• Marc Aloan

'Tis the Season

(Photo: Pintrest/Raphael Quinones)

Although the holidays are a special time for family, giving, and togetherness, those in emergency services tend to see the other side of the holiday season which stems from the struggles faced by many this time of year. As most trim their trees, plan their parties, and wrap their gifts, there are untold numbers of others who succumb to the pressure of finances, providing, and delivering a Christmas that lives up to the hype without the means to do so. Then there are those who have become estranged from their families or don’t have one at all. With the true meaning of the season all but extinct from the choke hold of marketing, greed, and profit margins, it easy to forget that Christmas is not so merry for everyone…

I made an interesting observation just before Thanksgiving this year which has only validated itself as we close in on the year’s end. That observation came in the form of messages, texts, and phone calls from some of the most dedicated, inspirational, talented brothers I know who were contemplating throwing in the towel or finding difficulty maintaining their enthusiasm. Many of these individuals instruct at the highest levels of our profession and were literally thinking about giving up! Although our troubles wane in comparison to those who are physically alone or in need this time of year, there is definitely some parable to a group in our firehouses feeling the same way as the calendar nears its end; the passionate.

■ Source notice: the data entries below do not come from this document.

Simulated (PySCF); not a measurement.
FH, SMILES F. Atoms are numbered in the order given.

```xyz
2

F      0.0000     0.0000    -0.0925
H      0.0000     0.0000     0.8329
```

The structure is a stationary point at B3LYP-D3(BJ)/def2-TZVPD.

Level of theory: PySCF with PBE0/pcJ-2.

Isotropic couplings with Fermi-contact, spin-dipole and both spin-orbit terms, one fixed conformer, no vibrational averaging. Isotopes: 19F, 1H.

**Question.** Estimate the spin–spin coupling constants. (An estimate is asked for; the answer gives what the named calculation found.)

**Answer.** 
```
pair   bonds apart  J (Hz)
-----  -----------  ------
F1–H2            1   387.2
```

If you are finding yourself a little lost this time of year, you are certainly not alone. Before we get discouraged why not take a few minutes to dissect our frustrations and figure out why they seem amplified as the year closes out. Let’s begin our analysis by looking at motivation. Typically, we can coax even the biggest slugs out of their recliner a few times a month. They may not like it and they may not do much, but they will comply at least some of the time. As the leaves begin to fall, these battles seem to become harder and harder to fight. Our influence, drive, and message have not changed, so how is it we can get Firefighter Sits A. Lot out of his seat much more readily on June 1st than we can on December 1st? Well, it is actually quite simple; year to date training hours. That’s right, as a profession we measure “performance” with annual statistics. While we may require so many hours or trainings a month, they are typically accounted for by annual accruals. For those who scrape by with the minimum and are motivated only by doing enough not to lose their job or spot on the roster, once that annual total hits the mark they hit the recliner or disappear! Therefore, there is no incentive to participate at the end of the year for those who do not share our passion or think our intentions are off the mark.

(Photo: Westview Atlanta)

Next, distractions begin to increase as we enter the final quarter of the year. Sports are in full swing, the weather starts to cool down, the clocks roll back along with the daylight, there are more holidays, fire prevention month requires our attention, many are trying to burn off unused vacation days, the community floods our stations with food to express their appreciation, and the inevitable temptation of comfort begins to tighten her grip. With these distractions come excuses. “It’s too cold”, “it’s snowing”, “it’s a holiday”, “I ate too much”, “it’s too dark”, “the game is on”, “it’s the playoffs”, “why waste training hours, let’s wait until next year”, or “it’s a good day to relax” are just a few of the excuses that show up like a membership to the jelly of the month club. Not only have the mutts used up their limited supply of motivation for the year, but now they have excuses they believe validate their lack of enthusiasm as well!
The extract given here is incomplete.